None of my inventions came by accident. I see a worthwhile need to be met and I make trial after trial until it comes. What it boils down to is one percent inspiration and ninety-nine percent perspiration. (Thomas Edison, 1929)
Sweating is an involuntary bodily action, an automatic response to heat, to strenuous work or exercise, to feeling nervous, angry, fearful or embarrassed. What, then, might it have to do with the deliberate work of making art or, more specifically, making paintings? Is painting really such hard work, or such a source of nervousness, fear, embarrassment that it causes the artist to break into a sweat? If Charlie Hammond’s new series of paintings insist over and over again on a relationship between sweating and the activity of putting paint on canvas, they don’t do so in order to valorize painting as strenuous, masculine, heroic labour, as a spontaneous or automatic process, or even as an especially anxious endeavour. Nor do they utilize any of the usual tropes of labour-intensive painting, being neither especially large in scale, intricately detailed or heavily worked, or painstaking in illusionistically concealing the work that has gone into their making. Instead of any of this, they present painting as a persistent effort, sustained across days and weeks in the studio, to work out how paintings might work today, and what relationship they might have to other forms of work. The Sweats is seriously absurd and absurdly serious, as perhaps any artworks that reckon with work in our time must be.

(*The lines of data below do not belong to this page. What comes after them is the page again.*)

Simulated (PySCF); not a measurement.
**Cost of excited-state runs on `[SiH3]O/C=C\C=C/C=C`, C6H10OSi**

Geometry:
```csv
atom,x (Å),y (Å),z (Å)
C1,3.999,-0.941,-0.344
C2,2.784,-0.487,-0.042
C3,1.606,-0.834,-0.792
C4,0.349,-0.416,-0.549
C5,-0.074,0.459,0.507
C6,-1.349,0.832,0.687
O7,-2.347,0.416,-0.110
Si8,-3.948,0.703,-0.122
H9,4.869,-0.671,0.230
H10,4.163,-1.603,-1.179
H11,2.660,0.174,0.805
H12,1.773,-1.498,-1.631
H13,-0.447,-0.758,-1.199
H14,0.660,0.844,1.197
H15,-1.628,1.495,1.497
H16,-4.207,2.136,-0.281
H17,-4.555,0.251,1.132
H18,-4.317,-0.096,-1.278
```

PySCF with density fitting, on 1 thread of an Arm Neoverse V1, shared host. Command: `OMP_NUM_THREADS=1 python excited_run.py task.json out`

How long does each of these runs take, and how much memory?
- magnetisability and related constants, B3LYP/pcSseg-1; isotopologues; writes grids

No exemplary or anatomically coherent working body is pictured in The Sweats, but because they all incorporate a representation of effort – the repeated motif of a right-angled arm and armpit, stained by cloud-like sweat patches – they make work and working their subject. Sweat could be read as a mark of sincerity here – you are not just going through the motions if you break into a sweat, you are really working, you really mean it, you really feel it. Hammond’s paintings should indeed be read as embodying an entirely sincere, committed approach to the daily work of painting, but they don’t treat sweat as the mark or guarantor of authenticity. In The Sweats the sweaty reality of work is reduced to a mere sign for work. As Roland Barthes notes of the sweating faces in the 1958 film Julius Caesar, sweat, once treated as a sign, is ambiguous: “it presents itself at once as intentional and irrepressible, artificial and natural, manufactured and discovered.”[i] This ambiguous play between sincerity and simulation, nature and artifice, in The Sweats allows Hammond to avoid some of the embarrassing pitfalls into which painting can fall when it tries too earnestly to picture itself as work, or to picture, empathetically, the work of others. The work evoked here is an anonymous and seemingly interminable toil, the character and aim of which is never quite specified. Those figures that do appear in the collaged canvases are composite and caricature-like entities, pieced together from the fragments of other works. Might these pictures, then, embody the work that an artist does to realize and rework an idea, to extend it in a series, to make an exhibition of it, and to put his work back into the world?
If the works are about painting, they are also pointedly about painting’s uncertain relationship to a transformed world of work. Amongst the phenomena Boltanski and Chiapello identify with what they term the ‘new spirit’ of ‘networked capitalism’ is ‘the extension to an ever greater number of wage-earners of the lack of any distinction between time at work and time outside work, between personal friendships and professional relationships, between work and the person of those who perform it’.[ii] The freedom, autonomy and creativity once identified with artistic work, are now recuperated as the prerogatives of capital. This, above all, is what makes the effort to think about art as work such a sweat-inducing business. The works in The Sweats make no explicit reference to these transformations, and indeed have a formal and metaphoric vocabulary which seems to look back to archaic forms of manual labour, most clearly in the suggestions of agricultural implements and clothing which appear in several paintings. However, this collapse of the distinction between work and worker forms the backdrop to The Sweats, which continues Hammond’s practice of alluding to the personages, attitudes and lexicons which emerge from this ‘new spirit’ and its spurious progress. Hammond displaces the special status of artistic work by indexing it to a marker of undistinguished, quotidian effort, of the daily grind. Sweat is, in these works, the solvent that appears to dissolve the separation between artistic and non-artistic labour, without, however, reconciling the two or resolving the tension between them.